Source : www.backpackingforlife.com
May 29th, 2006
The path meandered through tall grass skirted by thick bushes and young saplings, dew glistened on delicate flowers overhung by branches of pink Hibiscus. The day was fresh and bright, resounding to the morning hum of bees and hover-flies; bowing crickets sang invisibly amongst the foliage as courting butterflies flirted turbulently above. Behind, plantations of coffee stretched away in corrugated shades of jade overseen by a ridge of equatorial forest. It was an idyllic scene, peaceful and beautiful. Yet something was not quite right.
A strange mist flowed between the trees like a ghost river; barely visible but ever present. It looked like the sort of mist you’d expect to see in a rainforest; pierced with gently stirring rods of light that dappled the ground. But looks can be deceptive—for this mist smelt terrible. Silently, it drifted around me, embracing me with its malign sour breath as the path became a lip on the gaping mouth of Kawah Ijen—The Lone Crater.
Volcanoes are much like people, they come in all shapes and sizes. Some, like Mayon in the Philippines and Mount Fuji in Japan, are quintessentially the shape a volcano ought to be, the shape I remember drawing them as a small boy; circular, with sweeping slopes curving up to a conical vent that trailed smoke off into the sunset.
Many volcanoes however, are not so easily seen or recognised, oddly shaped and often cloaked in wooded shrouds they hide their true identities, sometimes for thousands of years.
Nestled on the eastern tip of Java, Kawah Ijen had grown amongst a host of sibling peaks, clustered atop an ancient caldera—a crater so big, that most people don’t even know it’s there. Concealed by a dense blanket of green, Kawah Ijen was difficult to see, which made my first glimpse of the crater all the more breathtaking. Ringed in vegetation, the fluted silvery rocks swept down to a copper-green lake that shimmered at its heart. Sepia steam poured from the lake’s edge, wheeling out of the rocks in an expanding mass that lifted in the hot air. It was as if I had found a lost world, forgotten and undiscovered, until that moment.
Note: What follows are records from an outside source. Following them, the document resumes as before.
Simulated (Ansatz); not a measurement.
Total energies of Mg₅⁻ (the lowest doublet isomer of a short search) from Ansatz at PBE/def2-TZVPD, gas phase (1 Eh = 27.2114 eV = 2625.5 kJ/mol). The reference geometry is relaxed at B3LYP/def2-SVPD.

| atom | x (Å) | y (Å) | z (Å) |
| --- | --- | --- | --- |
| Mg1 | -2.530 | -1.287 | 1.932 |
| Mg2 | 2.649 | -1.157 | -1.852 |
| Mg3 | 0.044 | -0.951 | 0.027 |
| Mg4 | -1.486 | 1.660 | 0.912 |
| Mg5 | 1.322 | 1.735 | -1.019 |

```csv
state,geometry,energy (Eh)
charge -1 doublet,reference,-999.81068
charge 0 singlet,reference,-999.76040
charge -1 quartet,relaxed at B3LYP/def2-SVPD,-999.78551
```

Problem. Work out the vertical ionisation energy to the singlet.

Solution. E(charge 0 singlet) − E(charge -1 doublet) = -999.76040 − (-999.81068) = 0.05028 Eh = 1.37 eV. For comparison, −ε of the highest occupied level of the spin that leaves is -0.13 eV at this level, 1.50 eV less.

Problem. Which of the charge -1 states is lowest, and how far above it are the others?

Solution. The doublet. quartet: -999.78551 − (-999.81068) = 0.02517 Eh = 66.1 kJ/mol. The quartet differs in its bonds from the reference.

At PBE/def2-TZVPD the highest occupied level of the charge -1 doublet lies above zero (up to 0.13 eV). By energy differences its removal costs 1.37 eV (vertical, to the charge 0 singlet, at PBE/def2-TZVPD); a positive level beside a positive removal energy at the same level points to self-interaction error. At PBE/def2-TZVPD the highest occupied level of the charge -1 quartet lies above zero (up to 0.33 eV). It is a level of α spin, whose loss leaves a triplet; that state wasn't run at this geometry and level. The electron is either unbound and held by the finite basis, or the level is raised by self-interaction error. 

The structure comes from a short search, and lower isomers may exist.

I was often drawn to solitary places; hidden spots, secluded and thick with the air of child-spun mystery. Rocky crags, dark pine woods, holly fringed dells, tunnels of tangled roots and a thousand other pages held within the covers of my life—I loved them all, especially the secret ones that were mine, and mine alone. But solitude on a volcano was a mixed blessing; the adventure is always laced with hesitation and unease. For a volcano can never truly be known or trusted—they are, and always will be, essentially omnipotent. Many had died on Kawah Ijen, overcome by the gasses that issued from within. In Indonesia they call volcanoes Gunung Api, which literally means fire mountain, and I had come to explore them, to try and understand them, to feel insignificant and humbled—but I was not prepared to become another statistic. Or perhaps I was?
A gleaming torrent of yellow-white steam tumbled up the crater wall and loomed towards me. My first instinct was to avoid the cloud altogether, but I was not about to turn tail and run, not yet. I could hold my breath or perhaps even breathe the stuff or. . . . But there was little point in guessing what best to do.
The hot sun vanished behind a cloak of acidic fog, as removed from the dawn mists back home as it was possible to be. A cocktail of sulphur dioxide, hydrogen sulphide, carbon dioxide and other, equally unpleasant gasses, all mixed as only nature knows how. I sampled the air to see if I could breathe, then rushed to take my T-shirt off and stuff it in my mouth as a makeshift filter. I did all this with my eyes tightly closed, only blinking them open momentarily to see if the alien atmosphere had passed.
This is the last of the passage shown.